After the England women showed the men how it’s done during March’s World Cup, the ECB have acknowledged that cricket is a fast-growing sport for women by appointing two female board advisors for the first time EVER.
Jane Stichbury, CBE and QPM, is Her Majesty’s Inspector of Constabulary for the South of England Region; and Rachael Heyhoe Flint, OBE DL, became a champion for the cause of women’s cricket during her 24-year reign as England player and captain from 1960, when she made 51 appearances for England and scored 30 centuries at all levels.
Heyhoe Flint has been a trailblazer for women’s cricket – she was also partly instrumental in the creation of the first Women’s Cricket World Cup in 1973; she captained England in the first ever women’s match at Lord’s in 1976 when they defeated Australia by eight wickets; she campaigned for nine years to enable women to become members of the MCC; and in 1999 she was one of the first 10 women to be named MCC Honorary Life members.

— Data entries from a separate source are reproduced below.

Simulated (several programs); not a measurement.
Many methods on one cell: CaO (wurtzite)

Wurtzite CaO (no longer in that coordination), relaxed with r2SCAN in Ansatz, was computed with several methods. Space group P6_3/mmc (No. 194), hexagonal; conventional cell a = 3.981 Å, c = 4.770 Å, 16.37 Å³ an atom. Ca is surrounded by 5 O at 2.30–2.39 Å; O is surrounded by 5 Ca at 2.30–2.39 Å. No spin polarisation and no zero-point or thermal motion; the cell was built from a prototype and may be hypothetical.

Great news for them and for women’s cricket, and we can only hope that the stuffy image English cricket has will be shed for good soon. It certainly seems as though internal attitudes are altering, as ECB chairman Giles Clarke welcomed the women effusively: “ECB is delighted that Jane and Rachael have agreed to join ECB as their knowledge and experience will greatly strengthen our board. Women’s cricket is one of the fastest growing areas of our sport and I am delighted to welcome our first two female members to our Bbard meetings.”